NCAA Basketball: NCAA Tournament South Regional PracticeMar 25, 2026; Houston, TX, USA; Houston Cougars head coach Kelvin Sampson during a practice session ahead of the south regional of the men’s 2026 NCAA Tournament at Toyota Center. Mandatory Credit: Troy Taormina-Imagn Images

HOUSTON — Illinois is the road team in more ways than one on Thursday night when the Fighting Illini play in the South Region semifinal against the Houston Cougars.

The University of Houston campus is less than three miles from the Toyota Center, where Illinois and Houston play in a purported “neutral site” game with a spot in the Elite Eight on the line.

Illinois coach Brad Underwood said he can’t complain, partially because of a rough March that featured a loss in the Big Ten tournament quarterfinal to Wisconsin.

“I couldn’t care less. And I’m going to sound really kind of selfish here. I’m an old JuCo ball coach. I drove 16-passenger vans. I drove from Dodge City, Kansas, to Mesa, Arizona, for a basketball game, for a tournament, in a bus,” Underwood said.

“If you had told me back then that I’m getting to coach basketball in the Sweet 16 and play Houston, I would sign up for it, I would crawl to get there. If we want to beat them, no matter where we play them, we would have to play great. Guess what? We’re going to have to do that (Thursday). And I think they’re going to have to play well if they want a chance to beat us.”

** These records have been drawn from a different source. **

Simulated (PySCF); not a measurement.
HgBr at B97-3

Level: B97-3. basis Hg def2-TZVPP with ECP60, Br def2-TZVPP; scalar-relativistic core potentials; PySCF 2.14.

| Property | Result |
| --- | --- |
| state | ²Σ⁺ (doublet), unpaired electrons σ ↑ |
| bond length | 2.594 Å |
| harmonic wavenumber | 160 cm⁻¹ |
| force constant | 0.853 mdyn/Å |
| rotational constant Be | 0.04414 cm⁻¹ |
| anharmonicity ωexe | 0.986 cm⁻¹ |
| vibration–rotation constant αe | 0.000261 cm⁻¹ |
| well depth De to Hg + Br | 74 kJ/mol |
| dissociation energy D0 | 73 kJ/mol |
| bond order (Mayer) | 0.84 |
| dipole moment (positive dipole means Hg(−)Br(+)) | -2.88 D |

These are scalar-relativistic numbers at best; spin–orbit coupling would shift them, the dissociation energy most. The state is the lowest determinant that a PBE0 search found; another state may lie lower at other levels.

Illinois senior point guard Kylan Boswell believes fans will be there to represent the Fighting Illini at gametime.

Jake Davis, the shaggy-haired reserve with a smooth 3-point stroke, tipped his cap to Houston for earning the higher seed to set up the scenario. Illinois was viewed as a No. 2 seed last month and had a chance to hopscotch from Champaign to St. Louis for first- and second-round games, then to Chicago for a regional semifinal and final. But Purdue’s push to win the Big Ten tournament and the Illini fade brought them to Texas instead.

“They’re the higher seed, so it is what it is,” Davis said. “I think we’ve been battle tested throughout the year on the road. I think we played really well on the road against good teams in their place. I don’t think this is anything different. We’re coming here to win with that mindset.”

–Fan reaction might be a consideration for Nebraska guard Pryce Sandfort on Thursday.

The Cornhuskers’ leading scorer (17.9 points per game) transferred from Iowa when the Hawkeyes fired head coach Fran McCaffrey and brought in Ben McCollum.

Sandfort has 38 points, and 10 3-pointers, in the NCAA Tournament for the Cornhuskers. Nebraska might have been expecting to see No. 1 seed Florida on Thursday evening, but Iowa pulled an upset Sunday night to set up the all-Big Ten semifinal in the South. The winner could play another Big Ten team, No. 3 seed Illinois, or Houston on Saturday.

Sandfort had 15 points in Nebraska’s overtime win on March 8 against Iowa and was just 3 of 7 with 13 points in his return to Carver-Hawkeye Arena in February. Iowa won that one, 62-57.

“I’m not really sure,” Sandfort said of how Iowa fans might react to him during the game Thursday. “It’s not something I’m focused on. We’re treating the game as any other game. Same approach as we’ve had all season and just kind of block out that outside noise.”

When McCollum took over, only two players stayed from the 2024-25 roster. But he was born and raised in Iowa and last coached at Drake, not very far removed from the feel of in-state and border rivalries.

“Growing up around it, obviously there’s Iowa, Iowa State, and Nebraska are all kind of rivals,” he said. “Usually you probably — none of us like any of each other is kind of how it works. So I don’t know that it’s going to excite it any more. It’s one of those things that when you grow up around it, you understand it, you get it.”

–Houston coach Kelvin Sampson has prominent freshmen in his rotation, a blend Arkansas coach John Calipari can relate to with his current team and previous iterations at Kentucky.

Sampson joked that coaching a team with four freshmen in the rotation might be taking years at a time off of his life expectancy.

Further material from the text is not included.